# SVM convex optimisation - What is the role of duality

Consider the support vector classifier problem with slack variables $$\xi_i$$. In a reference book (Elements of Statistical Learning, Hastie et al) I am using, the authors first introduced the convex optimisation problem, which is then converted into Lagrangian primal form.
Then the primal form is taken derivative wrt $$\beta, \beta_0, \xi_i$$ and each set to zero, yielding 3 results, in particular $$\hat{\beta}$$ has the form $$\sum_i \hat{\alpha}_i y_i x_i$$.
Further on the 3 results are substituted into the primal form. Rearranging it becomes the dual function. In the dual function only the Lagrangian multipliers $$\alpha_i$$ (introduced in the primal form) are the parameters to solve for.

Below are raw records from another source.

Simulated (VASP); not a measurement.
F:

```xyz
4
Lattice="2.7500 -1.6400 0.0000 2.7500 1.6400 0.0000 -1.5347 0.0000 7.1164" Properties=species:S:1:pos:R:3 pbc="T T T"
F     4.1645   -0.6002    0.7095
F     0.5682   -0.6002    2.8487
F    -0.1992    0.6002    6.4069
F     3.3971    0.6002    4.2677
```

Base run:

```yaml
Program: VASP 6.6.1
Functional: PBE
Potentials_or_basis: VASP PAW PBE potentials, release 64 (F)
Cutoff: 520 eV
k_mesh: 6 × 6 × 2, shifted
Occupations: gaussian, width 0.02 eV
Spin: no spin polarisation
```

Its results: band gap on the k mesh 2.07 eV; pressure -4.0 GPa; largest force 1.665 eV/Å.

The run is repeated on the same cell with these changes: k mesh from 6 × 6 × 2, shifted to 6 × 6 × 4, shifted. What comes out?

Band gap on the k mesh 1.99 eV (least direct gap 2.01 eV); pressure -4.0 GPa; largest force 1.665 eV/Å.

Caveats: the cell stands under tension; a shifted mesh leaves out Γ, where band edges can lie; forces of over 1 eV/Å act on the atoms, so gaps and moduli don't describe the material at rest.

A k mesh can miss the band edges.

While I understand the solution is both primal and dual optimal if the KKT conditions are satisfied, I do not understand the purpose of introducing and solving the dual function, when the form of $$\hat{\beta}$$ is easily computed from the primal form. Could it be that it is more efficient to solve the dual problem for $$\alpha_i$$ in software?
In short I would like to know the motivation for finding the hyperplane solution that is both primal and dual optimal, thereby introducing both the primal and dual forms in the book.

This is the standard SVC problem solved by duality, so forgive me for not providing the mathematical details.